Memgraph is an open-source in-memory graph database built for teams that expect highly performant, advanced analytical insights - as compatible with your current infrastructure as Neo4j (but up to 120x faster). Memgraph is powered by a query engine built in C/C++ to handle real-time use cases at an enterprise scale. Memgraph supports strongly-consistent ACID transactions and uses the standardized Cypher query language over Bolt protocol for structuring, manipulating, and exploring data.

What are the benefits of being an in-memory graph database?​

When data is stored on disk, the computer has to physically read it from the disk and transfer it to the RAM before it can be processed. This process is relatively slow because it involves several physical processes, such as seeking the right location on the disk and waiting for the data to be read. Writing the data is also much slower for the same reasons.

Storing data in the computer's RAM eliminates the need for these physical processes, and data can be accessed and added almost instantly.

Therefore, in-memory graph databases are ideal for applications requiring fast data processing, real-time analytics, and quick response times.

What use cases is Memgraph best suited for?​

Memgraph is best suited for use cases with complex data relationships that require real-time processing and high scalability.

How do I know my use case has complex data relationships?​

In relational databases, complex data relationships arise when data from different tables is related or somehow interconnected. Because data is spread across multiple tables, querying it requires hopping from one table to other and joining it with slow and resource-intensive join operations.
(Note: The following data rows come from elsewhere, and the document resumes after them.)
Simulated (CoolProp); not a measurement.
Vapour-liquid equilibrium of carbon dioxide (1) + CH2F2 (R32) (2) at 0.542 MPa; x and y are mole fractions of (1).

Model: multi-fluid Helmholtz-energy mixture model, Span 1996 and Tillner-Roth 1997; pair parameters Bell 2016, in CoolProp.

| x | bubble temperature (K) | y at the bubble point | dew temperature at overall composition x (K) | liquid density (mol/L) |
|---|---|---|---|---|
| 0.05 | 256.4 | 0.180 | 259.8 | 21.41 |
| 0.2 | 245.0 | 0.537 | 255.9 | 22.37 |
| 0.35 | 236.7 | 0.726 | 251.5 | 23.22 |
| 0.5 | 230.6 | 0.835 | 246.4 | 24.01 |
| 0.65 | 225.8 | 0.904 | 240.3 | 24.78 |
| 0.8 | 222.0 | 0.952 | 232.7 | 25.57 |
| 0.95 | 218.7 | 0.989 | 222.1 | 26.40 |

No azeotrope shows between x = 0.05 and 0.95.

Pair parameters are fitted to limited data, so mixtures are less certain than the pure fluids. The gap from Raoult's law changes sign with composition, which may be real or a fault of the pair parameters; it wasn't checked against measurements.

The complexity of join operations can increase exponentially as the number of tables increases and as the links between various tables are no longer neatly structured following a clearly set pattern. It is no longer sufficient to join just two or three tables but hop through more than seven tables to find the correct link between the data and gain valuable analytics.

Examples of complex data are deep hierarchical relationships between data, such as parent-child relationships or many-to-many relationships between different tables.

How does Memgraph compare to other graph databases regarding performance?​

Memgraph is designed to be a high-performance graph database, and it typically outperforms many other graph databases in terms of speed and scalability. Key factors contributing to Memgraph's performance are its in-memory architecture and a performant query engine written in C++. Memgraph also offers a variety of tools and features to help optimize query performance, including label and label-property indexes and a custom visualization library. Check our benchmark comparing Memgraph and Neo4j.

Is Memgraph a distributed database?​

At the moment, Memgraph does not support running and storing data across multiple physical locations, but the next version of Memgraph, Memgraph 3.0 will enable horizontal scaling. Check out plans for Memgraph 3.0 on GitHub.

How does Memgraph ensures persistency and durability?​

Although Memgraph is an in-memory database, the data is persistent and durable. This means data will not be lost upon reboot.

Memgraph uses two mechanisms to ensure the durability of stored data and make disaster recovery possible:

  • write-ahead logging (WAL)
  • periodic snapshot creation

Each database modification is recorded in a log file before being written to the database. Therefore, the log file contains all steps needed to reconstruct the DB’s most recent state. Memgraph also periodically takes snapshots during runtime to write the entire data storage to the drive. On startup, the database state is recovered from the most recent snapshot file. The timestamp of the snapshot is compared with the latest update recorded in the WAL file and, if the snapshot is less recent, the state of the DB will be completely recovered using the WAL file.

If you are using Memgraph with Docker, be sure to specify a volume for data persistence.

How does Memgraph ensure high availability?​

Memgraph ensures high availability by using replication. Replication involves replicating data from one MAIN instance to one or several REPLICA instances. If a MAIN instance fails, another REPLICA instance can be upgraded and serve as the MAIN instance, thus ensuring continuous data availability.

Does Memgraph support multitenancy?​

Memgraph doesn't support multitenancy, but it is planned that the next version of Memgraph, Memgraph 3.0 does. Check out plans for Memgraph 3.0 on GitHub.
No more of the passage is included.